She later accepted that she had “misunderstood” the post, that was about the article as a whole, not just the headline, and she fully accepted that Prof Sang was not an extremist, or a supporter of any proscribed organisations including Hamas.

Prof Sang had started a libel case against Donelan, and won £15,000 in damages. A further £19,000 has been paid in extra costs.

Who should pay?

So: should Michelle Donelan pay her own libel costs?

The government has said it is right that public money should be used to pay the bill because Donelan’s comments were made “in the course of her ministerial duties” – and This Writer has a certain amount of sympathy for that.

Consider the many occasions in which a certain Jewish Chronicle reporter has been successfully sued for libel. If he had been forced to pay the costs and damages himself, he would probably be bankrupt by now – but the falsehoods were written by him as part of his job, and published by that newsrag, meaning it should also take responsibility.

I can’t think of any news-media libel case in which the employer did not pay up, rather than the employee, in the event of a loss.

Donelan’s words were written in a letter to an organisation that is funded by her department, expressing concern that it may be passing funds to someone who supports a proscribed organisation. It seems likely, therefore, that concerns had been raised with her as Science Minister and, having seen the evidence, she was passing them on as part of her job.

So it seems to me that the government’s claim – that public money should fund the costs and damages because she made her claims in the course of her ministerial duties – is reasonable.

It follows that the comments of Labour’s Peter Kyle and the Liberal Democrats’ Daisy Cooper are unreasonable.

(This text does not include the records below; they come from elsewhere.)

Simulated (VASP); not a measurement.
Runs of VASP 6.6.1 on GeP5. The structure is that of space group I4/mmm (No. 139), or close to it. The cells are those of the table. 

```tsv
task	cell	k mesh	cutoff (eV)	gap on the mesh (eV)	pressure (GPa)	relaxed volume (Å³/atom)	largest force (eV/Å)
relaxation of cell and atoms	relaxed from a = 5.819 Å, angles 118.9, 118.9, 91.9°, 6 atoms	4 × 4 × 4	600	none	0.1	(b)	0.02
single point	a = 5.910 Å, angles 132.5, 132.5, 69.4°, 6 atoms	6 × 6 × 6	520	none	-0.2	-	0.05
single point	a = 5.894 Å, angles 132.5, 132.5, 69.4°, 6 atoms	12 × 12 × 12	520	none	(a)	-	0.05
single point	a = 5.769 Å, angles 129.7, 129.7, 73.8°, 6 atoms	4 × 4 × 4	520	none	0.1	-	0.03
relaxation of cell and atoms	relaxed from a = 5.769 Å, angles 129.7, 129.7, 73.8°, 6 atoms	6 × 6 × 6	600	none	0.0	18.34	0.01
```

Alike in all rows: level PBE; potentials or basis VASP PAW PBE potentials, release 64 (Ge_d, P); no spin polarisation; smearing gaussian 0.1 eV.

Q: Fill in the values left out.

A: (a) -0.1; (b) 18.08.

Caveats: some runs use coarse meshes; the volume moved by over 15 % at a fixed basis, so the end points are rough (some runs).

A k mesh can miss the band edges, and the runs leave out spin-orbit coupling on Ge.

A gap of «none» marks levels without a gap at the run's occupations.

How would they feel if they were in government and, after acting on information handed to them as part of their job and that they believed was accurate, found themselves hit with tens of thousands of pounds in legal fees?

There is far too much of this kind of muck-spreading going around Westminster.

It achieves nothing and – worse – it hides the real scandals. Tory government ministers are responsible for far worse than this.